[Linux-aus] LCA2014 update

Mary Gardiner mary at puzzling.org
Tue Aug 28 17:09:48 EST 2012


Disclaimer: I have never been and never intend to be a member of a core LCA team.

De-disclaimer: I have been a major volunteer for LCA as (co-)chair of the papers
committee several years and the founder of the Haecksen miniconf.

Some specific tweaks that I think could be reasonable for LCA:

1. ditch foisting the miniconf logistics onto the core team. LA's event support
now gets rid of many of the most annoying things about organising a small
conference: incorporating, getting away from personal liability, and insurance
generally. LA/LCA move to encouraging satellite events to be organised under
separate LA subcommittees.

Pros:

a. Two days less of LCA to organise, including two days fewer rego desk staff
needed, two days less rooms. Often miniconfs involve *extra* rooms over the main
conference too, so that burden would be gone.

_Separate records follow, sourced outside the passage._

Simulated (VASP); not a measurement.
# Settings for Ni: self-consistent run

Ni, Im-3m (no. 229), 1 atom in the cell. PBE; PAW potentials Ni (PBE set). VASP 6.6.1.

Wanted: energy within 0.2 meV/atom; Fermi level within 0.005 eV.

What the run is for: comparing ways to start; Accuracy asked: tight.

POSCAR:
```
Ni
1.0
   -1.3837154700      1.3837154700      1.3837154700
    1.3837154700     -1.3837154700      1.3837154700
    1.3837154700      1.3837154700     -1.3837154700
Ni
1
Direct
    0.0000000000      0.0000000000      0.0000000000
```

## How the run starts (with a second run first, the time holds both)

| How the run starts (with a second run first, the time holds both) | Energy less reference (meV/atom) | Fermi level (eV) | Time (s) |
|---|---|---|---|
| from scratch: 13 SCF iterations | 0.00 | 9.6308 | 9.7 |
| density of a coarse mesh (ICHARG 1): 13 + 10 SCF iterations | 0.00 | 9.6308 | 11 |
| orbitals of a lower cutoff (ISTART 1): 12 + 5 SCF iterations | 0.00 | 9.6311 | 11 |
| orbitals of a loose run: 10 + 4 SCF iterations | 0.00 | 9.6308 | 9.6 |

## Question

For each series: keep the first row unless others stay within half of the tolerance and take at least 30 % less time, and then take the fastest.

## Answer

b. Might encourage *more* events, including ones by affiliated but not
overlapping communities like free culture, who are a bit reluctant to be an LCA
miniconf because their attendees aren't actually terribly interested in the main
program.

Cons:

a. This will reduce (or probably remove) the ability of visitors to float
between the satellite events. Could possibly be alleviated by LA providing
enough support to make LCA satellites free, but there's still the venue
switching problem.

b. There may be some issues with sponsorship competition here. Say, for the sake
of argument, that Haecksen ran as a non-LCA event and sold banner rights for
$250. Some sponsors might prefer this to LCA's own banner rights deal, costing
LCA a sponsor. This could potentially be alleviated by centralising sponsorship
into a permanent LA subcommittee.

c. (possibly just a neutral statement, rather than a con) some people who
attended LCA primarily for the miniconf days — they do exist! — might not attend
LCA any more.

2. ditch the speakers dinner. A nice alternative might be to offer, in advance
(or when a speaker goes to rego, anyway), a "experience" voucher to do something
while they're in the city, like a family pass to a zoo or similar, or possibly a
choice of a few options. Some speakers may choose to do this in a group, some
might go alone.

Pros: even if the speaker gift is upgraded, it would probably be cheaper than
the dinner is in money, let alone effort.

Cons: the gift idea isn't totally hassle-free!